Fri. Apr 26th, 2024

From raincoats to military tents to rain boots, water-repellent clothing is crucial in our day to day life. The available water repellent coatings though are said to having the tendency to accumulate in our bodies and therefore isn’t a safer option. Researchers for a long time have wanted to develop better water-repellent clothing substitutes which are safer than their existing counterparts. A new team at MIT has done just that. The team proposes a new coating that makes natural fabrics such as cotton and silk water repellent and is also quite safer. The study was published recently in the journal Advanced Functional Materials and was written by Kripa Varanasi and Karen Gleason, both professors at MIT, Dan Soto former MIT postdoctoral student, and two others.

According to Varanasi, the alternative developed by the research team is much more superior than the conventional materials. “Most fabrics that say ‘water-repellent’ are actually water-resistant,” explains Varanasi. “If you’re standing out in the rain, eventually water will get through. Ultimately, “the goal is to be repellent — to have the drops just bounce back.” The new coating brings the team very close to achieving that goal. The coatings that are already available in the market are made up of long polymers with perfluorinated side-chains. They [coatings] are usually liquid-based and therefore the fabric should be first submerged in water and then dried off. The team at MIT developed a short-chain polymer and enhanced its hydrophobic tendencies. The process that they used, called initiated chemical vapor deposition (iCVD), helps develop a very fine thin coating and is not liquid based.
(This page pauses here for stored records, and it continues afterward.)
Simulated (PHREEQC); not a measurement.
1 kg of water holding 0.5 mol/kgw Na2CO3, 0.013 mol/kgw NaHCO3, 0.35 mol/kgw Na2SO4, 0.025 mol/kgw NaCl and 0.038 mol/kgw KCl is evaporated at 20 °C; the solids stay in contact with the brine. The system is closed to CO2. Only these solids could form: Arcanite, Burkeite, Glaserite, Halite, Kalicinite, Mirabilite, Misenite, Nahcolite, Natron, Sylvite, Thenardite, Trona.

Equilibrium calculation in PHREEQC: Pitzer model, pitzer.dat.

The process is versatile and proves useful on many fabrics like cotton, nylon, linen etc. but what’s surprising that it also works on materials which are not typically considered fabric, for example, paper. The process was tested on a variety of fabrics and also on different weave patterns of the same fabrics. The coated fabrics also underwent a lot of quality testing in MIT’s labs like a standard rain test. The coating repelled materials such as coffee, ketchup, sodium hydroxide and even acids and bases. When washed repeatedly to check if it would lead to the degradation of the coatings, the coating came out a super hero with no effect on its quality. It even stood strong in the face of serious abrasion tests. Even after 10,000 repetitions, the coating showed no wear and tear. But the researchers want us know that if the abrasion is too severe, “the fiber will be damaged, but the coating won’t”.